Top Puzzle 8: The Two Jugs Problem | Puzzles for Interview - Interview Preparation PDF Download

Introduction

The Two Water Jug Puzzle is a problem where you are given two jugs of different volumes and you need to measure a specific amount of water using them. The jugs don't have markings to allow measuring smaller quantities, so you need to use your skills to solve the problem. In this article, we will discuss an arithmetic approach to solving this problem.

Modeling the Problem

The problem can be modeled by means of the Diophantine equation of the form mx + ny = d which is solvable if and only if gcd(m, n) divides d. The solution x, y for which equation is satisfied can be given using the Extended Euclid algorithm for GCD.

Example

Let's consider an example where we have a jug J1 of 5 liters (n = 5) and another jug J2 of 3 liters (m = 3) and we have to measure 1 liter of water using them. The associated equation will be 5n + 3m = 1. First of all, this problem can be solved since gcd(3,5) = 1 which divides 1. Using the Extended Euclid algorithm, we get values of n and m for which the equation is satisfied which are n = 2 and m = -3. These values of n, m also have some meaning like here n = 2 and m = -3 means that we have to fill J1 twice and empty J2 thrice.

Solutions

To find the minimum number of operations to be performed, we have to decide which jug should be filled first. Depending upon which jug is chosen to be filled and which to be emptied we have two different solutions and the minimum among them would be our answer.

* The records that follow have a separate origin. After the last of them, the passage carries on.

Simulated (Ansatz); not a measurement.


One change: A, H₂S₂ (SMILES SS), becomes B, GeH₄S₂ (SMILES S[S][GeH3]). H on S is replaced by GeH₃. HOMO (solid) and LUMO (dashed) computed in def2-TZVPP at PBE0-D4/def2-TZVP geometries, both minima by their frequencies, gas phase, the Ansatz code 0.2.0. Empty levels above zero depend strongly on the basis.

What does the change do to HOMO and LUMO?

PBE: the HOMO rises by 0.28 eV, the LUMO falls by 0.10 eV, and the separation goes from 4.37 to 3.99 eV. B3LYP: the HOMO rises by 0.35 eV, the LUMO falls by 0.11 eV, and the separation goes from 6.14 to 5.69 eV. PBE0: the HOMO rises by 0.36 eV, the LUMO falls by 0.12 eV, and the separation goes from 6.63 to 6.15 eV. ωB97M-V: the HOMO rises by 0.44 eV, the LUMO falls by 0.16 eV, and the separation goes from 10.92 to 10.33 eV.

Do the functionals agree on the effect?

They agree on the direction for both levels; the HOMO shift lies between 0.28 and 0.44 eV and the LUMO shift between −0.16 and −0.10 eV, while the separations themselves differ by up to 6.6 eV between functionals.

Solution 1 (Always pour from m liter jug into n liter jug):
1. Fill the m-liter jug and empty it into the n-liter jug.
2. Whenever the m-liter jug becomes empty fill it.
3. Whenever the n-liter jug becomes full empty it.
4. Repeat steps 1,2,3 until either the n-liter jug or the m-liter jug contains d liters of water.
Each of steps 1, 2 and 3 are counted as one operation that we perform. Let us say algorithm 1 achieves the task in C1 number of operations.

Solution 2 (Always pour from n liter jug into m liter jug):
1. Fill the n-liter jug and empty it into the m-liter jug.
2. Whenever the n-liter jug becomes empty fill it.
3. Whenever the m-liter jug becomes full empty it.
4. Repeat steps 1, 2 and 3 until either the n-liter jug or the m-liter jug contains d liters of water.
Let us say solution 2 achieves the task in C2 number of operations. Now our final solution will be a minimum of C1 and C2.

Illustration

Suppose there are a 3-liter jug and a 5-liter jug to measure 4 liters of water so m = 3, n = 5, and d = 4. The associated Diophantine equation will be 3m + 5n = 4. We use pair (x, y) to represent amounts of water inside the 3-liter jug and 5-liter jug respectively in each pouring step.

Using Solution 1, successive pouring steps are:
(0,0)->(3,0)->(0,3)->(3,3)->(1,5)->(1,0)->(0,1)->(3,1)->(0,4)
Hence the number of operations you need to perform are 8.

Using Solution 2, successive pouring steps are:
(0,0)->(0,5)->(3,2)->(0,2)->(2,0)->(2,5)->(3,4)
Hence the number of operations you need to perform are 6.

Conclusion

Therefore, we would use solution 2 to measure 4 liters of water in 6 operations or moves. There are several ways of solving this problem including BFS and DP, but an arithmetic approach is a simple and effective way to solve the problem.